Are Brazil and Turkey heading into recessions?
Emerging markets are making something of a comeback in 2014 after the Federal Reserve’s “tapering” comments triggered a disastrous sell-off beginning in May 2013. For example, the iShares MSCI Emerging Markets ETF (EEM | B-99) has eked out a gain of almost 4 percent this year after dropping by the same amount last year.
But not everyone is on board with the current rebound. To the contrary, Christopher Tsai, president and chief investment officer of Tsai Capital Corp., a long/short global equity manager based in New York, sees enough trouble in places from Turkey to Brazil and has enough conviction to actually be shorting the emerging markets altogether, and he uses ETFs to do it.
Tsai recently spoke to ETF.com staff writer Hung Tran about why he’s shorting emerging markets and why he thinks Brazil and Turkey are headed for a recession.
ETF.com: Can you give us some background about yourself and your firm?
Tsai: Our long/short fund launched in June 2011, and Tsai Capital Corp. has been managing money for primarily high net worth individuals and family offices since the beginning of 1998.
The long/short fund has about $28.5 million, and we also manage another roughly $20 million in separate accounts. Unlike a lot of other hedge fund firms, we prefer to invest for the long term. So we stay invested so long as the fundamental and the qualitative characteristics remain favorable.

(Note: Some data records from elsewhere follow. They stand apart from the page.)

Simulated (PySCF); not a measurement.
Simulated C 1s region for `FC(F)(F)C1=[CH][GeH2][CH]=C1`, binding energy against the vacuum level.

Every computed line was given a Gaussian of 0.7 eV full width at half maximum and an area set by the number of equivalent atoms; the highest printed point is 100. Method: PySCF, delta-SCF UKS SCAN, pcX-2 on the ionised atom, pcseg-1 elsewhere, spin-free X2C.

We also believe in concentration as opposed to diversification, and that generally means that we prefer to hold 10 to 15 high-quality names. When it comes to shorting, we take a directional approach and we prefer to short indexes though ETFs, as opposed to just individual equities.
ETF.com: I also understand you have a very interesting financial background relating to your grandmother.
Tsai: My grandmother was a really interesting woman, and I wish that she lived longer than 93 years. Ruth Tsai was born in Shanghai, and she was the only woman to trade on the Shanghai Stock Exchange during World War II; basically from 1939 to, I believe, around December 1941 when Japanese troops came in and took over the Shanghai international settlement and the exchange was halted at that point.
But that was an amazing experience for her, because the Shanghai exchange was really the financial center of the Far East at the time. She told me when I was 10 years old that she traded everything from stocks, bonds, gold and other commodities.
So that was pretty amazing for a woman at that time, because most of those types of affairs were really handled by the so-called man of the house.
ETF.com: Which particular ETF or ETFs are you currently using to short?
Tsai: Since Tsai Capital focuses on companies with significant exposure to emerging markets, a natural hedge for us in terms of offsetting our exposure on the long book is to short the iShares MSCI Emerging Markets ETF (EEM | B-99), which is a very liquid emerging markets ETF.